Re: DMA from user space buffer/VIPT cache flushing wows (was: Minutes: 21 Sept,09 RMK meeting)

Russell King <rmk@xxxxxxxxxxxxxxxx> · Wed, 11 Nov 2009 19:26:42 +0000

On Tue, Nov 10, 2009 at 06:03:34PM +0200, Imre Deak wrote:
> On Mon, Nov 09, 2009 at 11:10:56AM +0100, ext Russell King wrote:
> > On Mon, Nov 09, 2009 at 02:15:09AM +0200, Imre Deak wrote:
> > > The problem with mlock is that in case of shared memory it needs to
> > > be called in the context of each process that does flushing. This
> > > I think complicates unnecessarily the quota management as we'd have
> > > to increase the mlock quota for each such process.
> > 
> > We have to deal with the cache lines associated with the user addresses,
> > otherwise we're not solving anything and userspace can't do any DMA.
> > The easiest all-round solution is to operate on the user addresses.
> > However, if those user PTEs can vanish beneath us, that's bad news.
> > We have to have some way to lock them in while the cache operation
> > occurs.
> 
> Yes but this is purely an ARM VIPT architecture specific issue and so
> any solution should be contained in the kernel if at all possible. And
> in this case it is possible using kernel addresses as you also stated.

No.  If we're providing an API it better not be that specific.

> > Let me be totally clear about this: The Linux Kernel does *not* support
> > user-driven DMA operations on any architecture.
> 
> By user-driven DMA you mean DMA'ing directly from an _arbitrary_ user space
> buffer? The V4L2_MEMORY_USERPTR method supports this. That at least
> contradicts with your statement.

I bet that it doesn't work on ARM...

> > That's why no other architectures require mlock for DMA from userspace -
> > the problem does not exist elsewhere because there is no one else doing
> > this.  Everyone else writes proper kernel-side drivers, even if they're
> > just a message passing API.
> 
> What do you mean by proper? Does the kernel support only the following two
> DMA methods:
> 
> - directly from a buffer allocated by the driver and mapped by user space
> - from an arbitrary user space buffer by first copying it to a secondary
>   buffer allocated by the driver

Correct.

> If this is true it's not possible to DMA for example from an SHM buffer,
> something done often for shared 3D pixel buffers.
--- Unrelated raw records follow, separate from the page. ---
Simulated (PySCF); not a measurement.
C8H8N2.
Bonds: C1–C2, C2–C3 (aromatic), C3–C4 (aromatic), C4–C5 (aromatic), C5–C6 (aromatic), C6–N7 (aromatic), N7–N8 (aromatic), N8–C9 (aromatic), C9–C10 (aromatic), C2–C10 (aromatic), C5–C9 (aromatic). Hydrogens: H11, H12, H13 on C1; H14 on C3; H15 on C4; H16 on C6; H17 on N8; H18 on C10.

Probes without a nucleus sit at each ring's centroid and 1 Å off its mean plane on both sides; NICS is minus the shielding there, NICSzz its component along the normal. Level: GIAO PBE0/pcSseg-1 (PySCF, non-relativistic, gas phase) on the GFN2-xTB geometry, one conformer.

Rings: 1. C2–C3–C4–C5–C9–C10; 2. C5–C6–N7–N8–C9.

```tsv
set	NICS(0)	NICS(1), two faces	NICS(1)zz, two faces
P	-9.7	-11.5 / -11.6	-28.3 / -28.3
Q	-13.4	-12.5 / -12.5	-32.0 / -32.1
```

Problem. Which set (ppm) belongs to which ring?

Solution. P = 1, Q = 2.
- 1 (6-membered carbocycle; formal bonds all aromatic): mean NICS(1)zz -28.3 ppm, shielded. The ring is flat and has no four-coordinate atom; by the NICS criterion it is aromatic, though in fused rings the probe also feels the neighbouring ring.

I think you'll find, again, that doing that on non-DMA coherent
architectures is extremely problematical and probably doesn't work.
> 
> > > I don't understand why can't we flush through the kernel address of
> > > each page. I know you mentioned the aliasing issue before, but that
> > > needs to be solved at other places too that flush through kernel
> > > addresses, for example __flush_anon_page, couldn't this also work in
> > > a similar way?
> > 
> > For __flush_anon_page, we only flush the user mapping if we have VIVT
> > caches.  VIVT caches don't care about whether there's a mapping present
> > and so don't oops the kernel if there isn't a page present.
> > 
> > For aliasing VIPT caches, we can get away with re-mapping a page at an
> > address with the same cache colour as the user mapping, and flushing
> > it there to get rid of user data - and so this avoids the problem of
> > the user mapping disappearing beneath us.  This 'trick' is specific to
> > aliasing VIPT caches only.
> > 
> > So, yes, we could do it this way, conditional on the cache type, and
> > for VIPT, map each page into a high kernel address, operate on it, and
> > unmap it, thereby eating through additional TLB entries for each page.
> 
> To me this seems to be still much better solution than the mlock way.
> With mlocking you have to eat through additional TLB entries anyway,
> since mlock will call __get_user_pages internally which does cache
> flushing on ARM for each page through it's kernel address.

But that flushing is not sufficient for aliasing VIPT caches nor VIVT
caches.

> Additionally as I said we would need a kernel interface for flushing
> user space buffers and mlock is not exposed to drivers. For that we
> would also need to add reference counting for mlock.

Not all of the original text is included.